To use the function `thames()` we only need two things 
  1. A $T\times d$ matrix of parameters drawn from the posterior distribution. The columns are the parameters (dimension $d$) and the rows are the $T$ different posterior draws.
  2. The vector of unnormalized log posterior values of length $T$ (sum of the log prior and the log likelihood for each drawn parameter).

To illustrate the use of the `thames()` function we give a toy example on multivariate Gaussian data. For more details on the method, see the paper
[Metodiev M, Perrot-Dockès M, Ouadah S, Irons N. J., Raftery A. E. (2023), Easily Computed Marginal Likelihoods from Posterior Simulation Using the THAMES Estimator.](https://arxiv.org/abs/2305.08952)

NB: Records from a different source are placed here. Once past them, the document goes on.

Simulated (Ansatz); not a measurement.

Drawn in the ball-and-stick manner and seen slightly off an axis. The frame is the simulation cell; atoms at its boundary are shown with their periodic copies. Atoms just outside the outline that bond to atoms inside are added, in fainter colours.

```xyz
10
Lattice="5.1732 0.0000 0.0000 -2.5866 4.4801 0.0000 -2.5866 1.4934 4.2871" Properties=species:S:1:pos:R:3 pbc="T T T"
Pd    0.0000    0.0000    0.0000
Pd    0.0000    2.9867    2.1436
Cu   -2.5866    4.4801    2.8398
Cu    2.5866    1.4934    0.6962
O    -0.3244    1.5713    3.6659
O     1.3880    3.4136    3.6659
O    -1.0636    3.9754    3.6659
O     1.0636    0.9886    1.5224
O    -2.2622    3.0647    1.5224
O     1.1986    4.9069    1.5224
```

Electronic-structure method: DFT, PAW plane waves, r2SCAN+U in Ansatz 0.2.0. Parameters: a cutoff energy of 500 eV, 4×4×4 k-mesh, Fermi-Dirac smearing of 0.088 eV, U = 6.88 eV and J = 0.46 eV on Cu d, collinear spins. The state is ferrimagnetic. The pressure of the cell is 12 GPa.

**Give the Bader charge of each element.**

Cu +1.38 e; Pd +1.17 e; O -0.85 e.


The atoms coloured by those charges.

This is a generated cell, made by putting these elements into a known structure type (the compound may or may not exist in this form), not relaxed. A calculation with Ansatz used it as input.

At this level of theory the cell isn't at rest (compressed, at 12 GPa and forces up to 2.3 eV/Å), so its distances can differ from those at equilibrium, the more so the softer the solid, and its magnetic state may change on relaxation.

Here the data $y_i, i=1,\ldots,n$ are drawn independently
from a multivariate normal distribution:
\begin{eqnarray*}
y_i|\mu & \stackrel{\rm iid}{\sim} & {\rm MVN}_d(\mu,  I_d), \;\; i=1,\ldots, n,
\end{eqnarray*}
along with a prior distribution on the mean vector $\mu$:
\begin{equation*}
    p(\mu)= {\rm MVN}_d(\mu; 0_d, s_0 I_d),
\end{equation*}
with $s_0 > 0$. It can be shown that the posterior distribution of the mean vector $\mu$ given the data $D=\{y_1, \ldots, y_n\}$ is given by:
\begin{equation}\label{eq:postMultiGauss}
    p(\mu|D) = {\rm MVN}_d(\mu; m_n,s_n I_d),
\end{equation}
where $m_n=n\bar{y}/(n+1/s_0)$, $\bar{y}=(1/n)\sum_{i=1}^n y_i$, and $s_n=1/(n +1/s_0)$. 

### Toy example: d = 1, n = 20

We fix $s_0$ (the variance of the prior) and $\mu$ to 1 (note that the results are similar for some other values).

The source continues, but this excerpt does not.